By the way, for all the entrepreneurs out there, I’m definitely in the market for a smart speaker which answers only to ‘Hal’. If you have no idea what I’m talking about I apologise, twice, because ‘2001 A Space Odyssey’ crops up again later.
And on that subject, the first IT lesson I picked up while I was reliving the moon landings was the enduring importance of the manual override.
As the Lunar Module began its computer plotted landing trajectory, Neil Armstrong spotted that they were going to land in a boulder field, so he switched to manual control in order to land somewhere safer.
To rub salt in the robots’ wounds, the unmanned and automated Soviet Luna 15 probe crashed the next day in its attempt to prove that you could soft land an unmanned craft on the moon and do everything Apollo 11 did but without risking anyone’s life.
There’s nothing particularly startling here. Pretty much every autopilot in history so far has had a manual override.
But as IT gets more pervasive and sophisticated it gets harder to avoid relying upon it absolutely, so that even the ‘manual’ option requires some software to perform 100% predictably and reliably,
In the terrible Boeing 737 Max accidents it appears that the aircraft may not have responded to intervention by the pilots in the way they expected, or possibly, and most disturbingly, in the way they had experienced in the simulator.
As automation increases we need to make sure we don’t lose sight of the importance of the role of the human actor, particularly in safety critical operations, and that we design them into places where there input is still vital.
Even at much more trivial levels there are risks and downsides to giving the algorithms complete free rein.
Like most people with an online footprint, I’m constantly receiving suggested posts and recommendations based on my buying and social media history. These are powered by undoubtedly terribly clever algorithms and impressively hefty data mining.

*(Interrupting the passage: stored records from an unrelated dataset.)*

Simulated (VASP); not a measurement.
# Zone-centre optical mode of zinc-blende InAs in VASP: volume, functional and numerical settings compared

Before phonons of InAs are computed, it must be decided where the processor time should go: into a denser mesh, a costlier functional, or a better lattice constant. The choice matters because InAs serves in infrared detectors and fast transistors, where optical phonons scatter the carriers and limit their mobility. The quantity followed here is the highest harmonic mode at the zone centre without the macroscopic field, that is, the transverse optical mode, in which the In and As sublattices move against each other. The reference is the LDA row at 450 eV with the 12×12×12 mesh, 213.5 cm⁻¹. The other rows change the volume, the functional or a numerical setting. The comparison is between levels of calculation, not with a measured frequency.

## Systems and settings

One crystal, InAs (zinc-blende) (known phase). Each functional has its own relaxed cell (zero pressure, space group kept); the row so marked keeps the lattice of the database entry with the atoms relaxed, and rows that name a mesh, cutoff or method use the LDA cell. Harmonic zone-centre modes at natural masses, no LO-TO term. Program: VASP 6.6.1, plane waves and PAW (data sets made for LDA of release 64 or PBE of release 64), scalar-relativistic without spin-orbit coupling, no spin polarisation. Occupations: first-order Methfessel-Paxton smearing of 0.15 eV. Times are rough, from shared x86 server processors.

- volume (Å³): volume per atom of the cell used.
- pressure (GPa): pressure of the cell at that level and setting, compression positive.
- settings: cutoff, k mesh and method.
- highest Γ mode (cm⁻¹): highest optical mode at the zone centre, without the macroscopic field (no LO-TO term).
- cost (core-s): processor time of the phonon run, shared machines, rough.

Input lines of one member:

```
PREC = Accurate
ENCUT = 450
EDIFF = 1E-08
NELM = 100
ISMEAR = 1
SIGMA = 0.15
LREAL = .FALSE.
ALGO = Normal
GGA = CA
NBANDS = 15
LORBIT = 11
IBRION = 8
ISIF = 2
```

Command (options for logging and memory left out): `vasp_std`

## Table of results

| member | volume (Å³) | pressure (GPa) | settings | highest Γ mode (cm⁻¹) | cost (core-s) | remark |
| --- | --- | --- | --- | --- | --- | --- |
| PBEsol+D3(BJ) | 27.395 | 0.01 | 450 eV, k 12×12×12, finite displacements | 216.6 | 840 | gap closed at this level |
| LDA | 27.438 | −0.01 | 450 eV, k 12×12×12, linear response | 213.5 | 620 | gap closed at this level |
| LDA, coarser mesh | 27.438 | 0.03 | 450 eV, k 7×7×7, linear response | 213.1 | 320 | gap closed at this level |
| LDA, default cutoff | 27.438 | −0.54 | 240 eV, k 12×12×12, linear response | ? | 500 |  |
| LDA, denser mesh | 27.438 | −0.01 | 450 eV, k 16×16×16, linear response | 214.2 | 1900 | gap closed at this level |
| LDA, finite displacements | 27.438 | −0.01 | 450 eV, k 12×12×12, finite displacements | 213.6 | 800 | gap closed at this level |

And yet, I’ve yet to spot the manual override option, the one which allows you to say ‘Good try, but this particular 58 year old male with minor prostate issues is surprisingly not interested in male incontinence products quite yet, so please don’t suggest that post again.’
It doesn’t seem a stretch for the technology to build in this kind of feedback loop, and it strikes me it would be hugely valuable in refining those terribly clever algorithms.
Yet we seem to prefer to keep the loop closed and not let people interfere.
I believe we need to keep that constructive human/machine interaction if we’re going to avoid the awkward situation where we end up wielding the big screwdriver while the computer sings ‘Daisy.’
(Sorry, that’s the other ‘2001’ reference – get someone who’s seen it to explain it to you).
Back to Apollo 11. Having switched to manual and looking to complete a longer than planned landing run with rapidly dwindling fuel, as in all the best disaster movies, Neil Armstrong and Buzz Aldrin now had a master alarm going off in the cabin.
They asked Mission Control to advise on the specific error code triggering the alarm, code 1202.
Fortunately, the same type of error had occurred in an earlier training run. Although that training run had been aborted as a result, further investigation identified that the code had been triggered by a marginal overload of the onboard computer which shouldn’t affect the landing as long it didn’t keep recurring.
A forward-thinking engineer had prepared a crib sheet of errors they’d seen during these training runs, along with the impact and action to be taken.
Based on this crib sheet Armstrong and Aldrin were advised they didn’t need to abort the landing as long as they didn’t get too many more of these alarms (they got a few but landed anyway).
This incident made me think of three other IT lessons I believe we can learn from Apollo 11.
It shows the potential for applying AI to monitor and manage complex interrelations between software and the operating environment to prevent costly failures.
I think most people who have worked in IT Operations realise that it’s often the non-functional stuff which bites you hardest in production.
Functional bugs do happen, but the problems which hit the headlines and lead to CIOs suddenly wanting to spend more time with their families are the ones where the code doesn’t play nicely with the infrastructure.
As our IT becomes more and more distributed and non-deterministic, it gets even harder to keep control of the non-functional aspects.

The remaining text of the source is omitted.